Our Joiners Pearl Hide Glue is no longer available.

However in the near future we will have two powdered versions of Hide Glue

One is ideal for furniture, restoration, gesso, decorative finishes, etc.
The other is specifically suited for Luthiers and other instrument makers.

Powder glue below for a bit more info. 

We are currently working on packaging and price for the new glues

The following is an extract from... 
A Polishers Handbook
, written by Neil Ellis


Most modern glues are not able to re-bond to other glues or for that matter to themselves so clean timber to timber contact is a must, especially when working on the restoration of furniture.

Hide glue on the other hand will reglue to old hide glue and form a good strong bond to boot. This doesn't mean that you need not clean out the joint before reglueing, but you do not have to put in quite as much work as the old glue can be mostly removed with hot water and a rag without damage to the joint. The new glue will then bond to the residue that remains in the joint and is already keyed into the timber.

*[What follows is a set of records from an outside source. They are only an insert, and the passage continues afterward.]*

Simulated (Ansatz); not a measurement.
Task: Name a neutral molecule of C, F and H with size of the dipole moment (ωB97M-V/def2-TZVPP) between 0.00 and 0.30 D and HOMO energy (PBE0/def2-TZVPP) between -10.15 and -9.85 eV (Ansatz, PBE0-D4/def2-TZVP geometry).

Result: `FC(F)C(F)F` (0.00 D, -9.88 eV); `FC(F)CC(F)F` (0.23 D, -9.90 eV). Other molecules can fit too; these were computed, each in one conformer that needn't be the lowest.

Hide glue comes in a powder or pearl form and is mixed weight for weight with water. ie 100grams of powder is mixed with 100grams of water. (I prefer to use rain water) This is left to soak for a short time, it will shell up during this time as the glue soaks up the water. It is then heated in a double boiler until it melts and kept at a constant temperature around 80 degrees Celsius. The glue should resemble a thick broth when it is ready for use.

Paint the glue on to both joints and press them together using a clamp. The new glue will melt the old remaining glue in the joint and form a new bond. You will have to work fairly quickly as the glue sets or rather jells very fast, especially in cold weather. The setting time can be retarded with the addition of a little extra water or by warming the joint prior to applying the glue.

Another plus for hide glue is its speed in setting. Because it works so fast it is some times not necessary to use clamps to hold a piece. In some instances you will find the addition of glue blocks to the back of a joint will strengthen and hold the piece together making for an easier and stronger repair.

Glue blocks are small pieces of timber usually triangle shaped. These are used to lend extra support to a joint especially on corner joints. Glue is painted on the two right angled faces, the block is placed in position and then slowly but firmly rubbed up and down until the glue starts to grab and the block can no longer be moved freely. These blocks have many applications in restoration work.

This type of glue is still reasonably easy to get though you may have to send for it by mail. I keep a supply of it on hand at the school for students use and for sale. See add & suppliers list at end of book.

The two main types of hide glue are:

Pearl glue - small hard beads which should be soaked for a little while in their own weight of water before being heated. Unfortunately this is no longer available to us.

Powder glue - is a powdered form of the above.It used to be harder to get for woodworkers but we will shortly have a supply of two (new to us) different strengths as mentioned above.

  • One is ideal for furniture, restoration, gesso, decorative finishes, general gluing, glass chipping and more.

  • The other is specifically suited for musical instrument makers, luthiers (stringed instruments) woodwind and others.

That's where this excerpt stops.